Loss of Streams and Wetlands Will Widen With New Corps Rules
Green Power Encouraged to Leave Brown Footprints under New Exemptions
Washington, DC — The U.S. Army Corps of Engineers is poised to approve rules that will destroy hundreds of miles of streams and thousands of acres of wetlands under the guise that there will only be minimal impacts, according to formal comments filed today by Public Employees for Environmental Responsibility (PEER) and other groups. The rules would for the first time permit destruction of wetlands and streams and ocean floor to accommodate renewable power facilities.
“The Army Corps is doing the nation a disservice with this proposal by permitting massive losses of freshwater swamps, streams, and ocean habitat,” stated New England PEER Director Kyla Bennett, a former wetlands specialist with the U.S. Environmental Protection Agency. “The Clean Water Act only allows this type of permit for projects with ‘minimal adverse environmental effects’ but the Corps has plowed a battleship through this narrow loophole.”

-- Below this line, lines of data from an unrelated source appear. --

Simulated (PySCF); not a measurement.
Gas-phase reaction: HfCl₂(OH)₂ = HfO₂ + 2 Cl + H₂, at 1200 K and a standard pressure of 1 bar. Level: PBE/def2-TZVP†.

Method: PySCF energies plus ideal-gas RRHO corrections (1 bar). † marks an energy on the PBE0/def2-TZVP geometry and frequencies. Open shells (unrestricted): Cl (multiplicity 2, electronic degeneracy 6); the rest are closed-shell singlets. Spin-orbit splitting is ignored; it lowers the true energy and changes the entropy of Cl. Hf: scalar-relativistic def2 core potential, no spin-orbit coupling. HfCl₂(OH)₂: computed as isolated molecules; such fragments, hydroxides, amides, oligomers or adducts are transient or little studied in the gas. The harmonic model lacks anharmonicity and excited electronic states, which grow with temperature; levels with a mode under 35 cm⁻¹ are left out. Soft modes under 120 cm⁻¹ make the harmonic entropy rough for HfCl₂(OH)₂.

Today is the final day for public comments on the latest version of the Corps rule for Nationwide Permits, a regulatory device to streamline the permitting process for minor projects. However, PEER estimates that the permits authorize a minimum of 328 miles of American streams to be filled each year and likely substantially more. The environmental groups charge that the Corps proposal –
- Violates the Clean Water Act requirement that this type of permit may only be issued for activities that “will cause only minimal adverse environmental effects when performed separately, and will have only minimal cumulative adverse effects on the environment.” By contrast, the plan could allow unlimited wetland losses and allow the Corps to waive acreage limits where they exist;
- Strips away comprehensive review by the federal resource agencies, allowing sensitive habitats to be sliced apart bit-by-bit without looking at cumulative effects; and
- Allows wind, solar, biomass, and geothermal energy to gratuitously destroy wetlands, streams and seabed, even when there are available alternatives. The Corps would even allow wetlands destruction for parking lots, access roads and other “attendant features” of these energy projects.
“The Corps has turned wetlands protection into a regulatory car wash where the permits are spit out in assembly line fashion,” added Bennett, noting that in 2003, the Corps issued 74,000 Nationwide or other permits. “These Nationwide Permits subject natural places to death by a thousand cuts.”
The Corps plan would allow up to ½ acre of wetland fill per renewable energy structure as well as the loss of up to 300 linear feet of stream, or more, at the Corps’ discretion. In November 2010, PEER published a draft of this Corps plan which authorized up to 1 acre of fill for each wind turbine and no limit on the number of turbines but the final version is limited to ½ acre of fill for a maximum of 10 turbines.